I am posting this as a benchmark, not because I think I'm playing very well yet.  The idea would be post a video every month for a ye...

Monday, April 20, 2026

My drummers

 I also like listening to drums as I am listening to jazz. In other words, I focus on the drums throughout rather than listening to the whole thing all at once. This is difficult, but it is necessary.  

The most admired drummers are those who are the busiest, who are constantly playing different ideas. I have dug those drummers too, but those who are more transparent, playing fewer ideas, might be preferable at times. Who hits that happy medium?  Perhaps it is Max Roach.  His solos are so well constructed, and his comping is so tasty.  

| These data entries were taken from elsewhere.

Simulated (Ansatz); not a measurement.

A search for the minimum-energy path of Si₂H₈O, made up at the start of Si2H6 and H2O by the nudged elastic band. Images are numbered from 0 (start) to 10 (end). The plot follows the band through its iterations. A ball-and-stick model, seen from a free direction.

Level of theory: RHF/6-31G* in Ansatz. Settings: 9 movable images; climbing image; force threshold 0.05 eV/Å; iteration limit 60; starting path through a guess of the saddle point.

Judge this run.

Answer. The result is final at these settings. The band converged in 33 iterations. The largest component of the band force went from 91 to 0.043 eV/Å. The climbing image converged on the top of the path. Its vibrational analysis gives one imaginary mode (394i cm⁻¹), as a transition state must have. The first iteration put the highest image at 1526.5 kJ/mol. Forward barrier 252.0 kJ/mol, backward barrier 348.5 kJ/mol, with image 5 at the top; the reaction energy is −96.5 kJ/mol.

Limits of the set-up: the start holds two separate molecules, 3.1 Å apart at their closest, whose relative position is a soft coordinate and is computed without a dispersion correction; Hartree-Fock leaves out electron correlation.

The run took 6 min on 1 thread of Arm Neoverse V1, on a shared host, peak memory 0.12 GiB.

But, of course, the busy drummers are fantastic too, like Elvin, Tony, etc... 


Dream of Lorca monologue

 I was supposed to perform in a Lorca play, a short one (which on waking I realized did not really exist). I hadn't memorized it and was planning to use the script the whole time, though I had doubts about this. And was I supposed to do it in Spanish or English? We hadn't rehearsed at all, and the details about where and when it would take place were hazy.  The whole things was increasingly uncertain. A colleague from another university was supposed to come and do part of it with me, or have some panel discussion. The play would conclude with me doing a closing monologue. I realized I didn't have my script and also wasn't wearing my suit, which the part called for.  Did I have time to go home and get these things? 

The time had passed and the event did not occur as scheduled.  I was drinking limoncello with someone and when that was done he kept giving me shots of something else...  

Sunday, April 19, 2026

3 strikes for Lovecraft

 I wondered about Lovecraft, having read very little and that very long ago.  From the perspective of today, it would seem he has three strikes, having read a few stories and short novel yesterday.  

The obvious racism behind a lot of it.  The racism isn't incidental, but hard-baked into his vision.  Sometimes it is merely implicit, but it comes out explicitly enough to be undeniable.  

The fact that it's genre fiction, not high brow stuff in the first place.  So then you don't have to balance out the racism with the fact that it's literature of the highest quality that happens to be racist.  

The prose itself is over-heated and a bit cringe-worthy.  He has a great lexicon, but the prose is always purple, and never settles down into a kind of normal writing.  Everything is fortissimo, fff, with very little dynamic range.  

Three strikes, and he is out. Yet there is something about the sheer force of his imagination that makes people want to read him (including me, this particular week).  



Dream of job interview

 I was invited to interview for a job, because of a "skill set" I had. I walked into a room on campus that was full of people. They began interviewing me, but mostly trying to sell me on taking the job. The interviewer was a middle-aged African American man, and maybe another woman too, of unidentified ethnicity. "Wouldn't you like to live in New York?" they were saying. The job had something to do with industrial espionage, I gathered, though this was not said explicitly. I wondered if I could be hired, if it was a KU job, because my retirement agreement says I cannot be rehired by the university. 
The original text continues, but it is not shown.